October 20, 2007

Go Stand in the Corner!

The Black Hills of South Dakota is a wonderful place to live. We’ve waxed positive on the numerous reasons for our love affair with this region – but there’s a fly in the ointment, and it might be categorized as “politics as usual.”

South Dakota ranks among the worst in the nation in the disclosure of campaign finances for political candidates. You can read the depressing details at the web site “
Grading State Disclosure,” a project supported by the Pew Charitable Trusts. Results were announced October 17, 2007, and South Dakota received a big fat “F”!

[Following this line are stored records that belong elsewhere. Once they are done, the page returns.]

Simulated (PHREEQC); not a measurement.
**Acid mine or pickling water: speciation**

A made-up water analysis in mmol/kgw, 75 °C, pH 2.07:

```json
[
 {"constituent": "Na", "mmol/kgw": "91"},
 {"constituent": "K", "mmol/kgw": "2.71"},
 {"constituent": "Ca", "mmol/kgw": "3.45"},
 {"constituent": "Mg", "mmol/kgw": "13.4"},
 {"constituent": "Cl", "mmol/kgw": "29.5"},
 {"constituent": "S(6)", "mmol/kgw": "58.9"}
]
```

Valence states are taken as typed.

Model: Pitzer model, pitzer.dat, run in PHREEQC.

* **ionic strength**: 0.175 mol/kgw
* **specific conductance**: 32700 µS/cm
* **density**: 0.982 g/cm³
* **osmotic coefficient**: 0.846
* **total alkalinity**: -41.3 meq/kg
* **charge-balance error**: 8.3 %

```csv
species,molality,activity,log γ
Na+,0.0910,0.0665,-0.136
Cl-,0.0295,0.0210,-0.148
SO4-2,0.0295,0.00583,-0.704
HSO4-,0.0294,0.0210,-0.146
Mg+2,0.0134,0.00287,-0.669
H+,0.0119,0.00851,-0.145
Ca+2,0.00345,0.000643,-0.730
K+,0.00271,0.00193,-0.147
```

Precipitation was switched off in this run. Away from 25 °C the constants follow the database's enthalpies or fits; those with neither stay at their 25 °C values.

While the report acknowledges improvements were made in campaign disclosure laws this year, we’ll likely remain near the bottom of the barrel when they do the survey again next year.

South Dakota is among the 10 states with the weakest public access to campaign finance records. Among deficiencies cited: our state does not have electronic filing; only Oklahoma and South Dakota don’t require the name or identity of campaign expenditures, even though they do require that the amount of expenditures be disclosed; and if you want to get a written copy of disclosure reports from Pierre, you’ll pay $1.00 per page – the highest in the nation. Most states charge between $ .10 and $ .25 per page.

Conditional kudos should be extended to those persons responsible for making some progress on strengthening disclosure laws. And we presume Secretary of State Chris Nelson is among them. If you visit the
South Dakota Secretary of State web site, you’ll find a nice-looking template for campaign information, but not a lot of substance that’s easy to find. And when you do find it, you’ll likely have to work at deciphering many of the reports. Handwriting in some of the scans is very hard to read.

South Dakota is improving a bit with campaign disclosure – but it’s too little and too slow. We hope to see further improvement in the near future, but it’s not likely to come easy.